Filtering on a large number (hundreds) of conditions

Question

I have a largish dataframe (5.5M rows, four columns). The first column (let's call it column A) has 235 distinct entries. The second column (B) has 100 distinct entries, integers from 0 to 99, all present in various proportions for each entry in A. I groupby on A an aggregate by randomly selecting a value from B. Something like

df.groupby("A").agg(
    pl.col("B").unique().apply(np.random.choice)
)

In doing so, every value in A is attributed a random integer. My goal is to select, from the dataframe, the columns C et D corresponding to the pairs A, B so generated.

My approach so far is

choice = df.groupby("A").agg(
    pl.col("B").unique().apply(np.random.choice)
).to_numpy()
lchoice = ((df["A"] == arr[0]) & (df["B"] == arr[1]) for arr in choice)
mask = functools.reduce(operator.or_, lchoice)
sdf = df[mask].select(["C", "D"])

It does the job, but does not feel very idiomatic.

My first attempt was

sdf = df.filter(functools
                .reduce(operator.or_,
                        [(pl.col("A") == arr[0]) & (pl.col("B") == arr[1])
                         for arr in choice]))

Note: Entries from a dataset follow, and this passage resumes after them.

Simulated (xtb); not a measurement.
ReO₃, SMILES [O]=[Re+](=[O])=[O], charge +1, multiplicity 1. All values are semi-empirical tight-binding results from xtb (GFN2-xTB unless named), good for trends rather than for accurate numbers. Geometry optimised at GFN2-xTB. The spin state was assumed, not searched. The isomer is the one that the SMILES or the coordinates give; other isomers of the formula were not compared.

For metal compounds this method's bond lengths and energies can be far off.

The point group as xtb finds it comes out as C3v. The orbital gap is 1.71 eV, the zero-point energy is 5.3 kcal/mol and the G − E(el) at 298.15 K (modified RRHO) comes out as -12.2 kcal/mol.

but it hangs until I kill it (I waited for ~30 minutes, while the other approach takes 1.6 seconds).

df.filter(
    (pl.col("period") == choice[0, 0]) & (pl.col("exp_id") == choice[0, 1])
)

works fine, as expected, and I have used the functools.reduce construct successfully as argument to filter in the past. Obviously, I do not want to write them all by hand; I could loop over the rows of choice, filter df one at a time and then concatenate the dataframes, but it sounds much more expensive than it should be.

Any tip on getting to my sdf "the polars way", without having to create temporary objects, arrays, etc.? As I said, I have a working solution, but it is kind of shaky, and I am interested in learning better polars.

EDIT: some mock data

df = pl.DataFrame({"A": [1.3, 8.9, 6.7]*3 + [3.6, 4.1]*2,
                   "B": [1]*3 + [2]*3 + [3]*3 + [1]*2 + [2]*2,
                   "C": [21.5, 24.3, 21.8, 20.8, 23.6, 15.6, 23.5,
                         16.1, 15.6, 14.8, 14.7, 23.8, 20.],                   
                   "D": [6.9, 7.6, 6.4, 6.2, 7.6, 6.2,
                         6.3, 7.1, 7.8,7.7, 6.5, 6.6, 7.1]})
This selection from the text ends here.